Thursday, August 24, 2006

Bush Regime Hides Behind More Secrets


Governments try to hide information they fear could harm them. What exactly is the most secretive administration in US history so afraid of?

Christopher Lee of the Washington Post writes:
The Bush administration has begun designating as secret some information that the government long provided even to its enemy the former Soviet Union: the numbers of strategic weapons in the U.S. nuclear arsenal during the Cold War.

The Pentagon and the Department of Energy are treating as national security secrets the historical totals of Minuteman, Titan II and other missiles, blacking out the information on previously public documents, according to a new report by the National Security Archive. The archive is a nonprofit research library housed at George Washington University.

"It would be difficult to find more dramatic examples of unjustifiable secrecy than these decisions to classify the numbers of U.S. strategic weapons," wrote William Burr, a senior analyst at the archive who compiled the report. " . . . The Pentagon is now trying to keep secret numbers of strategic weapons that have never been classified before."

The report comes at a time when the Bush administration's penchant for government secrecy has troubled researchers and bred controversy over agency efforts to withhold even seemingly innocuous information. The National Archives was embroiled in scandal during the spring when it was disclosed that the agency had for years kept secret a reclassification program under which the CIA, the Air Force and other agencies removed thousands of records from public shelves.

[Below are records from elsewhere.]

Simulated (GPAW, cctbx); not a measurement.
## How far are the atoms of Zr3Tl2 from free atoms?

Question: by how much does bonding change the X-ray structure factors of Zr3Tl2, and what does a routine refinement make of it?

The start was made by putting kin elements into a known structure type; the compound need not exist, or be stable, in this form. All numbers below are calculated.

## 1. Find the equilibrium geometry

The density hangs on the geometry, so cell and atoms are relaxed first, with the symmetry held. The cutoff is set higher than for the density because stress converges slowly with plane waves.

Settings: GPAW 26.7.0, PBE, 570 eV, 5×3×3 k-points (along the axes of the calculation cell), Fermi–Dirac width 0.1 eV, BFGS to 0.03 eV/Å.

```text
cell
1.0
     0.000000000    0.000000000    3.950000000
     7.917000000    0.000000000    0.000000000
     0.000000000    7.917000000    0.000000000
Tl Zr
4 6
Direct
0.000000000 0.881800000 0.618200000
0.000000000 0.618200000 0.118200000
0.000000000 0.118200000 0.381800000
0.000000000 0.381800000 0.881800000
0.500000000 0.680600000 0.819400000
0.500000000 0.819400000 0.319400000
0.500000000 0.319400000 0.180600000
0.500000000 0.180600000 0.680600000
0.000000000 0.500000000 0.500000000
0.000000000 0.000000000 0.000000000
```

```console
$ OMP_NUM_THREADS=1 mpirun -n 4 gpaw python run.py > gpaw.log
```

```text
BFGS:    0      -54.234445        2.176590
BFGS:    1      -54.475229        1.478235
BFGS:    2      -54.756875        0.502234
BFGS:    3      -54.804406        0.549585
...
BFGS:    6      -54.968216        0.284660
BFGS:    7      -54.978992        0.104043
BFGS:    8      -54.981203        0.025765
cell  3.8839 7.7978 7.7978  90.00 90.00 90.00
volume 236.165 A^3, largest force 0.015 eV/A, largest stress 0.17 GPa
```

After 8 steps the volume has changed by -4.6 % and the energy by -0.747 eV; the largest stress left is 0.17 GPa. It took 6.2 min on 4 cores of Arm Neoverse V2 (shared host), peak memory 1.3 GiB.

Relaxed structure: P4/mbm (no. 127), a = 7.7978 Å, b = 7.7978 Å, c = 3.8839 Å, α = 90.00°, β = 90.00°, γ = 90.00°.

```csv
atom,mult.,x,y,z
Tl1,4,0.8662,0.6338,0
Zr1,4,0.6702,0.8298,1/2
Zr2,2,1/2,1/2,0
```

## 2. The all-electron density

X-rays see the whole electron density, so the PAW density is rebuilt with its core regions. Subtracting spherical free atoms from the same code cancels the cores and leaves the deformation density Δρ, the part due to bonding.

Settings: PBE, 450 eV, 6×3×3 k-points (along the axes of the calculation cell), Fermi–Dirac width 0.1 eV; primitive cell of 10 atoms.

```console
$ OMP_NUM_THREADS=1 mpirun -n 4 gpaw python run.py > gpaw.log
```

One month after the Sept. 11, 2001, terrorist attacks, then-Attorney General John D. Ashcroft instructed federal agencies to be more mindful of national security when deciding whether to publicly release documents under the Freedom of Information Act. Last year, in a study of FOIA requests at 22 agencies from 2000 to 2004, the nonpartisan Coalition of Journalists for Open Government found that agencies cited reasons to withhold unclassified information 22 percent more often than before Ashcroft's directive.

The administration's affinity for secrecy also was exemplified in its legal battle to withhold the names of oil company executives and others who attended meetings in 2001 of a White House task force that helped draft a national energy policy. More recently, President Bush has made clear his administration's willingness to prosecute individuals it believes unlawfully possess classified material.